Should I go to another mass?


#1

Considering that I may’ve been wrongly late (but by only a 3-5 min), should I go to another mass?


#2

As a general rule, if you are there in time for the reading of the gospel, you may recieve communion and going to another mass is not needed.


#3

For your information being able to receive Communion has nothing to do with when you arrive at Mass.
If you are in a state of grace and fasted for at least one hour you could arrive at Mass and walk straight into the Communion line to receive.


#4

What do you mean by “wrongly late”? Were you careless or did you deliberately plan to arrive after the greeting and Confetior? If the latter, then you might have something to deal with. However, I doubt you could resolve it in time for another Mass on the same day.


#5

more like careless.


#6

If you were there in time for the Gospel reading, then you should not have to attend another Mass. You should not leave before Communion.


#7

My Opus Dei spiritual director said that you are not late if you made it before the Apostles Creed. :)


#8

Interesting, I was told that the one should intend to be at the whole mass though…

And yet, if it was a sin to not attend the whole mass, then why the pre-Vatican II rules that one would not be vicious to not come early or even at the beginning?


#9

The Church states you must participate (attend) in the Mass but there are no documents to state that you must arrive by a certain time. Even pre-Vatican II there were no such documents.
Obviously it is disrespectful (but not a sin of grave matter) if you deliberately turn up after it has begun or are careless about time and regularly turn up after Mass has started…
The golden rule (unwritten) is that the priest should be last into Church and first out.


#10

I don’t quite understand your wording here. If it is a golden rule then it is obligatory but since it is not obligatory to arrive before the Apostle’s Creed then why is it called a golden rule.

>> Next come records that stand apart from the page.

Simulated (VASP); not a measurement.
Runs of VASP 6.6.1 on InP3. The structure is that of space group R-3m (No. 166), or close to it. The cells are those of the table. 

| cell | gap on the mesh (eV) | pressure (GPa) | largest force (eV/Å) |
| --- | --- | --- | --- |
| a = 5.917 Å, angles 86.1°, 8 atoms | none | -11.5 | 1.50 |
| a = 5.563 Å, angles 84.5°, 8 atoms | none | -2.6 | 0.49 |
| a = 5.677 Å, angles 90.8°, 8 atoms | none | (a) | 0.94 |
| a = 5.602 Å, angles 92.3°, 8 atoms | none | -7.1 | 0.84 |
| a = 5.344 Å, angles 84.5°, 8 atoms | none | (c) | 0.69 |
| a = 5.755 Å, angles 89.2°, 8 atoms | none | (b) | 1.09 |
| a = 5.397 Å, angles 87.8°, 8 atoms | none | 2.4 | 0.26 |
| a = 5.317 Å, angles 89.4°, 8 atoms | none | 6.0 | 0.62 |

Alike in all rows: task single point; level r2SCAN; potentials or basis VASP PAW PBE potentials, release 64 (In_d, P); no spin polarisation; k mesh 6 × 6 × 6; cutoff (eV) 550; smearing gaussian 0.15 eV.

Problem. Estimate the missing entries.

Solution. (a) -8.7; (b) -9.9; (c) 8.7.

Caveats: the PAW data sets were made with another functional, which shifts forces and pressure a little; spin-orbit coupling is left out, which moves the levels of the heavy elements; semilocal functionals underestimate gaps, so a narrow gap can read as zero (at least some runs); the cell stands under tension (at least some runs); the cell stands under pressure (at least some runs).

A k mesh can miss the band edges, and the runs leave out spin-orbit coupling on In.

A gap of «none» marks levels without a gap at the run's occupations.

It’s very confusing. And if there are no standards for too late, then how can someone know when they are indeed too late? What about the standards posted above?


#11

The old rule was arrive by the Gospel, leave not before communion. This could (and did) lead to minimalism: what’s the least I can do to satisfy the rules. It’s not a very Christian attitude.

The modern rule is that the Mass is a complete liturgy, and you should make the effort to be there for the whole thing. Otherwise, we’d only need to have the minimum. However, being human, this will not always happen.

I think more important is to consider why you might be late, and whether you need to adjust your priorities.

Were you busy helping someone (act of charity) or unavoidably delayed–say, by a train stopped on the tracks? Did you wake up late? Did you intentionally miss the first few minutes? Is it a matter of habit, being late–and how do you handle it when it matters, such as being on time for work, for court, for meeting your boss? (Mass should matter more. Do what you need to do to be on time.) Is it a passive-aggressive protest?

As a priest, if I do not make it into the church in time to vest and join the full liturgy, I may not concelebrate–but I may take part in what I can.

So: should you attend another Mass? Well, why were you late? Does it matter enough to you that you feel you need to attend a full Mass? Is it a minor enough sin to ask God’s mercy and to learn from it in the future?


#12

Via conscience formation and guidance of one’s priest.

These may be guidelins given to individuals by well-meaning priests, or by parents, but the Church has no such standards.

Late is late. If one is late habitually, one should better prepare and talk to their priest about their tardiness in the confessional. Being late one time is not a mortal sin that needs confessing. And of course, being late through no fault of one’s own (flat tire, sick child, weather, etc) is never sinful.


#13

I will answer this as though the question were posed to me by one of my confirmation students. I would suggest to them not to worry about whether they were late so much as I would suggest they concentrate on the virtue of dilligence. By always arriving at a minimum of 15 minutes early then one has time to pray and settle in without any worry about rules or such.

Also, when at mass you and I are members of the Body of Christ and that is a good thing. In fact today during class I mentioned to one girl that when she does not attend mass that something important is missing from the Body of Christ.

God bless


#14

If you are late to mass, wouldn’t that mean you did not fulfill the mass obligation? And so there is the importance of knowing what is late and what is not.


#15

No, it does not necessarily maen that.

Late = Mass has started and you are not there

Late is any time after Mass begins, not at some point of arriving after the Mass has begun.


#16

[quote="1ke, post:15, topic:291674"]
No, it does not necessarily maen that.

Late = Mass has started and you are not there

Late is any time after Mass begins, not at some point of arriving after the Mass has begun.

[/quote]

well ok then.


#17

I’ve been thinking about this question, and it often does come down to our basic attitude.

The question is why am I attending Mass? What counts?

What if we looked at another festival soon to come (at least in the US): Thanksgiving.

How do I know if I properly celebrated Thanksgiving?
I might approach it by the minimum: what if I ate just the dinner feast? And what is the minimum there? One bite of turkey, and one cranberry? Do I need a forkful of mashed potatoes and gravy? What about a sip of wine–or is it a glass?

How much do I need to socialize? Must I talk to those on both sides, or is just one side enough? How many comments are needed? One joke?

How much of the game do I need to watch after to count? One minute? One play? One touchdown?

We can quickly see how absurd all that is. Unfortunately, many people do make this sort of thing of Thanksgiving–well, perhaps not that extreme, but close enough. Thanksgiving can become a burden rather than a joyful reflection and time to give thanks.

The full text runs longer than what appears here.